Republicans fight federal funding for college voter mobilization that Biden gave Democrat states

The Federal Work-Study program funds are "used to support the Biden Administration’s campaign efforts during the 2024 election cycle,” House committee chairs said.
An individual wearing an 'I Voted' sticker.

Republicans are pushing back against federal funds being used to promote get-out-the-vote (GOTV) activities among college students as Democrat-led states are taking advantage of the new Federal Work-Study (FWS) program focused on voter registration efforts.

Secretaries of state from Democratic-run states pushed the Biden administration for federal funds to be used in college GOTV activities, and Republicans are now fighting back against the funding in Congress and across GOP-led states.

On Monday, House Administration Committee Chairman Rep. Bryan Steil, R-Wis., sent a letter to the Universities of Wisconsin President Jay Rothman following reports of public universities in his home state taking advantage of federal funds for voter registration activities.

Steil asked for confirmation that the state universities won’t use taxpayer dollars for partisan GOTV efforts.

“I am sure you would agree that it should not be the prerogative of a public institution that receives funding from American taxpayers to lead partisan ‘get out the vote’ (GOTV) activities or to enlist the participation of self-identified partisan advocacy groups for voter registration drives,” Steil wrote.

“[T]he use of work-study funds for partisan purposes communicates to the public that their taxes are being used for partisan advocacy. The use of outside organizations with their own built-in political viewpoints has drawn considerable negative attention,” he later added.

“As we head into another election season, I ask for your assistance in guiding the Universities in a direction that avoids these pitfalls this year. I am also seeking your assistance in determining whether any federal funding sources, such as work-study programs, are being used in voter registration drives. These actions will help ensure that the Universities of Wisconsin will not use federal funding to support partisan GOTV efforts,” Steil continued.

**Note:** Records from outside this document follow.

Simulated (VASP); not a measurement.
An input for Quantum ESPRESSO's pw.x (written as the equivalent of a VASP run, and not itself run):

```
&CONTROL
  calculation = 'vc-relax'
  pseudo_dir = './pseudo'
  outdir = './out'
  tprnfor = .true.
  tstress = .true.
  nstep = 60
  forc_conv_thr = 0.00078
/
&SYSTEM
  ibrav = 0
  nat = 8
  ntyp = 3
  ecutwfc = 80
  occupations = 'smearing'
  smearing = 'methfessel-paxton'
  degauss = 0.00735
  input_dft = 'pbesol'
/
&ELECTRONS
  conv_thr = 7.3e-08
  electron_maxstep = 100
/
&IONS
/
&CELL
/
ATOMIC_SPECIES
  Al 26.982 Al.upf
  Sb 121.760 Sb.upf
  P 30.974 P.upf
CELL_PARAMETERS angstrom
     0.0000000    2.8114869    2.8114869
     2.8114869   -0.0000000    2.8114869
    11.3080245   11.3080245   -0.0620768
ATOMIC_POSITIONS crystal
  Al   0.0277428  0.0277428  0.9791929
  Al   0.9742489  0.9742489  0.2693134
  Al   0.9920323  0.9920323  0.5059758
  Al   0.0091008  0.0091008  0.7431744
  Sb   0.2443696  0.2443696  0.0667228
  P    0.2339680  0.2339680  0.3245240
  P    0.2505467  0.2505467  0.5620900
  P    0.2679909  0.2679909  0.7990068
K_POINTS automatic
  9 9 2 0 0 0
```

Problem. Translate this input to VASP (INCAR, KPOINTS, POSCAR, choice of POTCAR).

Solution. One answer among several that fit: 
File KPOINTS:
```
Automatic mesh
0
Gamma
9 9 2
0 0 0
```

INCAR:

As of publication time, Rothman has not responded publicly to Steil's questions.

In February, the Department of Education clarified a 2022 memo, explaining that FWS program funds can be used “to support voter registration activities.” 

The Education “Department is today clarifying that FWS funds may be used for employment by a Federal, State, local, or Tribal public agency for civic engagement work that is not associated with a particular interest or group…” according to the memo

“This work can include supporting broad-based get-out-the-vote activities, voter registration, providing voter assistance at a polling place or through a voter hotline, or serving as a poll worker,” the memo continued

The memo came after 18 secretaries of state, all of whom are Democrats except the Republican from Pennsylvania, sent a letter to U.S. Secretary of Education Miguel Cardona last July requesting clarification of the 2022 memo.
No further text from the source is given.